Below I’m verifying that the data was saved to the parquet file, and only one partition was generated for each time interval.

spark.read.parquet("/tmp/iris_stream").show

## +------------+-----------+------------+-----------+---+
## |sepal_length|sepal_width|petal_length|petal_width| id|
## +------------+-----------+------------+-----------+---+
## |         4.3|        2.1|         1.1|        1.5|"5"|
## |         3.3|        5.8|         1.1|        1.5|"6"|
## |         6.3|        2.8|         1.1|        1.5|"1"|
## |         1.3|        1.8|         1.1|        2.5|"2"|
## |         2.4|        2.8|         6.1|        1.5|"3"|
## |         2.3|        3.8|         1.1|        5.5|"4"|
## +------------+-----------+------------+-----------+---+

tree /tmp/iris_stream

## /tmp/iris_stream
## ├── part-00000-28aed6cf-ad8c-4862-87c5-adc9f82c0d42-c000.snappy.parquet
## ├── part-00000-3836779a-5f3e-478a-bd7f-1ba8522d844d-c000.snappy.parquet
## ├── part-00000-62f96cf5-1d81-4fc5-a1a8-6698332651fe-c000.snappy.parquet
## └── _SUCCESS
## 
## 0 directories, 4 files

Mllib in foreachRDD

And here’s the final step. Using a fitted Mllib model inside foreachRDD is dead simple because you only needed to add modelPipe.transform(df), and nothing more. The rest of the code serves only for the formatting purposes.
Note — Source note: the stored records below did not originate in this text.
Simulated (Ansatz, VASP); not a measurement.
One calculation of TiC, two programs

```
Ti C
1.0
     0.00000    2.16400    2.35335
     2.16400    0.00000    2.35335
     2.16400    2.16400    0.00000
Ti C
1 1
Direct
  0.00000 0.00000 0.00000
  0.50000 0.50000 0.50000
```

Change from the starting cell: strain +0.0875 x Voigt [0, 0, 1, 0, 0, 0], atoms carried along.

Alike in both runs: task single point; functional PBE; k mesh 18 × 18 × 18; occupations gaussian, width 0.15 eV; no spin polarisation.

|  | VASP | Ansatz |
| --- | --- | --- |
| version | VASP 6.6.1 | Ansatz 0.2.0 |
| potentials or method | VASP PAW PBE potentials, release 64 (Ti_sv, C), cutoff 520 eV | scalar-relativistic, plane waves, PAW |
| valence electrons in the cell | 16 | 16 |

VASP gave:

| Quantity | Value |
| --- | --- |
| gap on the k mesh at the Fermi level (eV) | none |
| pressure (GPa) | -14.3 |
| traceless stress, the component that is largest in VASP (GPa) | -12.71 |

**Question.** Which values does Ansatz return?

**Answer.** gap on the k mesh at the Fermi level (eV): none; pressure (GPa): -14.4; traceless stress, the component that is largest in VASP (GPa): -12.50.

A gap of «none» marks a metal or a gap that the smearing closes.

val ssc = new StreamingContext(spark.sparkContext, Seconds(1))
val inputData: Queue[RDD[String]] = Queue()
val inputStream: InputDStream[String] = ssc.queueStream(inputData)
import spark.implicits._

inputData += spark.sparkContext.makeRDD(List("6.3,2.8,1.1,1.5,\"1\"", "1.3,1.8,1.1,2.5,\"2\"")) 
inputData += spark.sparkContext.makeRDD(List("2.4,2.8,6.1,1.5,\"3\"", "2.3,3.8,1.1,5.5,\"4\""))
inputData += spark.sparkContext.makeRDD(List("4.3,2.1,1.1,1.5,\"5\"", "3.3,5.8,1.1,1.5,\"6\""))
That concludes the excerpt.